Search code examples
javastreamdigest

Java: how to calculate sha1 digest on-the-fly on a stream that is being saved?


I have a servlet written in Java that accepts a multpart-form posted file that needs to be saved in MongoDb/GridFS. I already have the code working for this.

Here is a code fragment that shows how it is done using the org.apache.commons.fileupload package. It consumes almost no memory, because it does not keep too much data in memory.

        ServletFileUpload upload = new ServletFileUpload();
        FileItemIterator iter = upload.getItemIterator(req);
        while (iter.hasNext()) {
            FileItemStream item = iter.next();
            String name = item.getFieldName();
            InputStream stream = item.openStream();
            if (item.isFormField()) {
                toProcess.put(name, Streams.asString(stream));
            } else {
                String fileName = item.getName();
                String contentType = item.getHeaders().getHeader("Content-Type");
                GridFSUploadOptions options = new GridFSUploadOptions()
                        // .chunkSizeBytes(358400)
                        .metadata(new Document("content_type", contentType));
                ObjectId fileId = gridFSFilesBucket.uploadFromStream(fileName, stream, options);
                fileIds.add(fileId);
                fileNames.add(fileName);
            }

I also need to calculate sha1 hash values for all files. Apache digestutils could be used for this. It has a method that can calculate sha1 on a stream:

https://commons.apache.org/proper/commons-codec/apidocs/org/apache/commons/codec/digest/DigestUtils.html#sha1-java.io.InputStream-

My problem is that this method consumes the stream entirely. I need to split the input stream into two parts. Feed one part into SHA-1 calculation and the other part into the GridFS bucket.

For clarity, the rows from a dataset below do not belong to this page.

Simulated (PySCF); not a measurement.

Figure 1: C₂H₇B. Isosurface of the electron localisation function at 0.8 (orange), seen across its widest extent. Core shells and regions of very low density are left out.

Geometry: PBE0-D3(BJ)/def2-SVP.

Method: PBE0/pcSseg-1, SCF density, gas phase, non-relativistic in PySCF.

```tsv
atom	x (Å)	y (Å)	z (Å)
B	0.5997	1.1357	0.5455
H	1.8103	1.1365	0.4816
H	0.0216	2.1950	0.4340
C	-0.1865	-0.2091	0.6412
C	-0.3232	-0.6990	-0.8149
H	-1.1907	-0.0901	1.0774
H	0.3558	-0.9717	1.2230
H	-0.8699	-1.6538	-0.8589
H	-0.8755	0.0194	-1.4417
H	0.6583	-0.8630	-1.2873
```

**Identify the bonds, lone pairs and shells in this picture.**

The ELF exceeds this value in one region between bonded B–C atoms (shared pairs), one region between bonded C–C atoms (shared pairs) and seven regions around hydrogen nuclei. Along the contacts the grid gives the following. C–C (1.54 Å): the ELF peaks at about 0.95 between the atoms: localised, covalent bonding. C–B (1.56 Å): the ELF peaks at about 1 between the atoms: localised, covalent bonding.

How can I do that? I was thinking about creating my own "pipe" that has an input and an output stream, forwards all data but updates the digest on the fly.

I just don't know how to start writting such a pipe.


Solution

  • You can use the Java API class DigestInputStream

    As the Javadoc explains,

    A transparent stream that updates the associated message digest using the bits going through the stream.

    To complete the message digest computation, call one of the digest methods on the associated message digest after your calls to one of this digest input stream's read methods.

    In your code you can do this:

    InputStream stream = item.openStream();
    MessageDigest digest = MessageDigest.getInstance("SHA-256");
    stream = new DigestInputStream(stream, digest);
    

    And at the end you can get the digest with:

    byte[] hash = digest.digest();